Federal Court Decisions

Decision Information

Decision Content

Date: February 10, 2016


Docket: IMM-2349-15

Citation: 2016 FC 179

Calgary, Alberta, February 10, 2016

PRESENT:    The Honourable Mr. Justice Zinn

BETWEEN:

KWOK KIN KWONG

Applicant

and

THE MINISTER OF CITIZENSHILP AND IMMIGRATION

Respondent

JUDGMENT AND REASONS

[1]               The applicant seeks judicial review of a decision of a Deputy Immigration Program Manager (Officer) denying his request for a Temporary Resident Permit [TRP] in order to visit his elderly mother in Canada.  The Decision was based on an earlier decision made in 1999 with regards to a permanent resident application made by the applicant.  In 1999, an officer found that the applicant was inadmissible to Canada on grounds of criminality and involvement with organized crime.  The applicant was found to have been the keeper of several “bawdy houses” in Hong Kong, an act which, if committed in Canada, would have been an offence under the prostitution laws at the time.
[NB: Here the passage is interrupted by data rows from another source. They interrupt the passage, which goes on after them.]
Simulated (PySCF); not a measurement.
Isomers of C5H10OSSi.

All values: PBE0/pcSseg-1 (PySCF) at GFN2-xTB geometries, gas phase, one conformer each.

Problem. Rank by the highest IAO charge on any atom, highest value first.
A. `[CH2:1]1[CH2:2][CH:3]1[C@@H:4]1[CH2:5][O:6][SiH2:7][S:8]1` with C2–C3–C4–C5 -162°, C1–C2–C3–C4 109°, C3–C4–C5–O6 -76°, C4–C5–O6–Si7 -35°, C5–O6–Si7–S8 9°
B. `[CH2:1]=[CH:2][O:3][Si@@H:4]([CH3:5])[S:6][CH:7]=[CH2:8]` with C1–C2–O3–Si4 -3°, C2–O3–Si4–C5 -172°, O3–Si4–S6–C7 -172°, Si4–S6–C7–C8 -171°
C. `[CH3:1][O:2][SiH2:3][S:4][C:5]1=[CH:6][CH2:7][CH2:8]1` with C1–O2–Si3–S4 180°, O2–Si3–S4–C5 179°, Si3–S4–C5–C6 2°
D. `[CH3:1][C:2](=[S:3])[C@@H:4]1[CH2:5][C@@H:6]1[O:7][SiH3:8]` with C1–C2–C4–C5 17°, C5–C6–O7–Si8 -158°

[2]               The applicant submitted that the Officer erred by relying on the previous finding of inadmissibility, since the Supreme Court of Canada has since found that the “bawdy house” provision of the Criminal Code, RSC 1985, c C-46 is unconstitutional.

[3]               The Minister responded to the application and recently brought a motion for an Order that documents subject to a confidentiality order issued on February 14, 2000, in Court file IMM-3804-99 (regarding the earlier visa decision relied on by the officer in this case) [the Confidential Documents], be removed from the Applicant’s Record filed with the Court, that all copies of the Confidential Documents be re-sealed and returned by the applicant and his solicitors to the respondent, including any electronic copy of the Confidential Documents which are in the control and possession of the applicant, and that the applicant and his solicitors destroy any notes relating to the Confidential Documents.

[4]               The Minister filed an affidavit attesting that the Confidential Documents were inadvertently included in a disclosure package sent to the applicant in response to a request under the Access to Information and Privacy Act [ATIP].

[5]               The applicant opposes the motion.

[6]               The previous Order was made by Justice Heneghan on February 14, 2000.  It reads as follows:

UPON in camera and ex parte MOTION made by the Deputy Attorney General of Canada on behalf of the Minister of Citizenship and Immigration dated the 18th day of October, 1999, for an Order pursuant to section 82.1(10) of the Immigration Act for non-disclosure to the Applicant and their counsel of information obtained in confidence, which was part of the materials before the visa officer;

IT IS HEREBY ORDERED THAT: the Motion for non-disclosure pursuant to section 82.1(10) of the Immigration Act is granted and the confidential Affidavit of James Schultz sworn October 8, 1999 and the confidential Affidavit of Michel Gagne sworn February 7, 2000 be resealed, subject to further order of the Court.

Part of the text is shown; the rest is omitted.